Whether you are organizing a Mexican fiesta, or you are a big guacamole fan, this recipe for avocado fries will become your new favorite appetizer. Nachos are great, but the avocado fries are a creative and delicious alternative. The chipotle dip is a delicious way to pair them. This recipe requires 10 minutes for the preparation and 40 minutes to bake. The recipe is vegan as well.
Fry Ingredients
3 semi-firm Avocados from Mexico
½ c. cornstarch
3/4 c. dairy-free milk (such as almond milk)
1 c. panko breading
½ tsp. Mexican chipotle spice
Salt
Ingredients for the Chipotle Dip
¼ c. vegan mayo
½ tsp. Mexican chipotle spice
1 tsp. Mexican hot sauce
Directions
For the avocado fries: Preheat oven to 400°F and line a baking sheet with parchment paper.
Prepare three bowls: one filled with cornstarch, the second with dairy-free milk and the third with panko breadcrumbs. This is your breading station.
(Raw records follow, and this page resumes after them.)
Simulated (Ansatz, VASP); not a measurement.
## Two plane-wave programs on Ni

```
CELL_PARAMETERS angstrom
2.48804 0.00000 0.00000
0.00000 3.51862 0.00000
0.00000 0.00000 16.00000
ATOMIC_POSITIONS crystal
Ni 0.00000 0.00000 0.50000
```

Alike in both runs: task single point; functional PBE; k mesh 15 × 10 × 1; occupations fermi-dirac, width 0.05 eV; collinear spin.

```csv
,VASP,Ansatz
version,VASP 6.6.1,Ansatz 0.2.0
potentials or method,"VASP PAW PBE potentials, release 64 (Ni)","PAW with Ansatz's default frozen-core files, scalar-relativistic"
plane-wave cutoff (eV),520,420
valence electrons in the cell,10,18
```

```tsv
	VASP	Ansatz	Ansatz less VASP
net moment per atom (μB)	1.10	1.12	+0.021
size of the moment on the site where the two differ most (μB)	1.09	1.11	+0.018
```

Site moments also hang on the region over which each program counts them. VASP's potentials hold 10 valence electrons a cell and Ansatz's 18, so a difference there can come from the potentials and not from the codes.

Cut each avocado in half lengthwise and remove the pit. Cut each half into three equal parts and remove the skins.
Follow these steps with each avocado wedge: coat the avocado in cornstarch, dip it fully in the dairy-free milk, then quickly coat it with as much panko as possible. When finished, place wedges on baking sheet and sprinkle with salt and chipotle spice.
Bake for 20 minutes, then flip the fries gently using tongs. Bake for another 20 minutes or until golden and super crunchy. Enjoy!!!
For the dip: combine all ingredients in a bowl and mix well.
Our Tips
We recommend a large cut on the fries. They become more delicate and break more easily if they are cut too thin.